When your pet dog whines or cries for your attention, what’s your usual response?
Many pet parents immediately come running to comfort their pups or provide treats. That’s not surprising, considering many of us refer to our dogs as fur babies. However, new research suggests that there may be some science behind why we think of our pups that way.
Researchers found that when you hear your dog’s cries, it may elicit the same feeling as when humans hear a baby’s cry–and perhaps even stronger feelings!
Does A Dog’s Cry Make You Sadder Than A Crying Human Baby?
In collaborative research between the University of Oxford, the University of California, and King’s College of London, researchers found that people, regardless of pet ownership, found dogs’ whines to sound sadder than cats’ meows.
The 500 participants included dog lovers, cat owners, and people with no pets. More interestingly, even cat lovers felt pity when hearing dogs’ distressed sounds.
Furthermore, the participants who owned pets rated the sound of a dog whimpering to be at least as sad as the sounds of a human baby crying.

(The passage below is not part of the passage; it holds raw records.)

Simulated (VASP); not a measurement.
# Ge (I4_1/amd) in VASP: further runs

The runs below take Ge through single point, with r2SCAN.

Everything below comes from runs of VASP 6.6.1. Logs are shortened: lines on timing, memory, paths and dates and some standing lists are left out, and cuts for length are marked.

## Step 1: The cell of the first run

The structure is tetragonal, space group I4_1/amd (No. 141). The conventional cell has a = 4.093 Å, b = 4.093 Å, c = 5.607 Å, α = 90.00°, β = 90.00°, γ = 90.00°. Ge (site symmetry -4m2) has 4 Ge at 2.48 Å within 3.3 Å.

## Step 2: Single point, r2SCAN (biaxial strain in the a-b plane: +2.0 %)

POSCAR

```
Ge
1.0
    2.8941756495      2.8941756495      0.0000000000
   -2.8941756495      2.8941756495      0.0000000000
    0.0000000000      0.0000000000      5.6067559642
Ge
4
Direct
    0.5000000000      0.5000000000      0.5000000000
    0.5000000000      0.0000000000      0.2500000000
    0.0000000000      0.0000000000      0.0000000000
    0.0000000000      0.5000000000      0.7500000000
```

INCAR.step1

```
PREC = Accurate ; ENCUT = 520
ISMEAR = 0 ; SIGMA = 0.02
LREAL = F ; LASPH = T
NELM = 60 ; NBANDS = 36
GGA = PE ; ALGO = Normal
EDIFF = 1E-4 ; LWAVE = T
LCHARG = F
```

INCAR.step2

“Pet ownership is associated with greater sensitivity to pet distress sounds, and it may be part of the reason why we are willing to spend large amounts of time and resources on our domestic companions,” says Christine Parsons, senior author of the study.
Parsons adds that hearing your pet’s appreciative sound–like joyful barking or purrs for cat lovers–is already a reward on its own.
The study shows that dogs may be more effective in conveying their distress to humans, dog and cat lovers alike. People usually associate dog whines with a desire for activities like walks, food, and quality time.
Perceptions of dogs as dependent and cats as more self-sufficient also fuel this perception. Thus, even cat lovers or those with neutral preferences tend to find dogs’ whines more distressful.
Understanding Empathy For Dogs
The emotions elicited by our dogs’ distress may be a display of high empathy that humans generally feel for dogs. Some people even feel that they’d prefer to save a dog than another person in danger.
An earlier study conducted at the Northeastern University found that more than a third of respondents would save their dog over another person in an accident.
Science explains that we see dogs, in many ways, as babies. They are vulnerable and incapable of protecting themselves. This perception does not change with the dog’s age. While adult dogs may appear more independent than puppies, we think that all dogs still need protecting.